Subject: disklabel bug?
To: None <port-i386@netbsd.org>
From: der Mouse <mouse@Rodents.Montreal.QC.CA>
List: port-i386
Date: 01/21/2003 21:30:33
I'm putting some replacement disks into a machine and just got a
repeatable kernel divide-by-zero trap on boot.

On investigation, it turns out that in readdisklabel (i386/disksubr.c),
lp->d_secpercyl was zero.  This appears to be due to the way
wdgetdisklabel calls readdisklabel twice, with the second call blindly
assuming the first call's values are suitable.  Looking at recent
-current (from just before the cvs merge - I haven't updated my cvs
fetch for the merge) makes me think the bug was probably still present
then.

This can't be right.  Repeatable divide-by-zero crashes just because a
disk happens to have the wrong garbage on it are...undesirable.

Am I hallucinating, or is there really a bug here?  Worth a send-pr?

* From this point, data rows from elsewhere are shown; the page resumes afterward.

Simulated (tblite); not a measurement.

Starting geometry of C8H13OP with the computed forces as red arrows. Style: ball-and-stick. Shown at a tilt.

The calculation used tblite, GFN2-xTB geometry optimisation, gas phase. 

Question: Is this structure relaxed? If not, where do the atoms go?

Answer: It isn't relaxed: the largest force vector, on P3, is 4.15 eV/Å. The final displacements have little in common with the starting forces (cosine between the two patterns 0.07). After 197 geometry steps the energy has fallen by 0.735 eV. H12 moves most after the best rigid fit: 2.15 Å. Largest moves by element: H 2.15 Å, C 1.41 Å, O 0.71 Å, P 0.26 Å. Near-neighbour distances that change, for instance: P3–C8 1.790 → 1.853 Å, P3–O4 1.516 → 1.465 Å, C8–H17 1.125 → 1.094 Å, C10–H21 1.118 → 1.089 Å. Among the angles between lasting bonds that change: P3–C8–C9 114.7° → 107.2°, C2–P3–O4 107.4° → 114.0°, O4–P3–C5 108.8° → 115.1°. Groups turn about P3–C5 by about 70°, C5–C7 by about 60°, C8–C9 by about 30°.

My first reaction was to call wdgetdefaultlabel again inside the if,
but that defeats the whole point of calling readdisklabel twice.  I
then tried testing d_secpercyl in readdisklabel and bashing it if it's
zero, but then it crashes later, while handling the completion
interrupt for the transfer.

I'm going to fiddle with it and see if I can craft a small vnd image
that provokes the failure, then see if I can get someone to try it
under -current.  (Anyone willing to volunteer as guinea pig? :)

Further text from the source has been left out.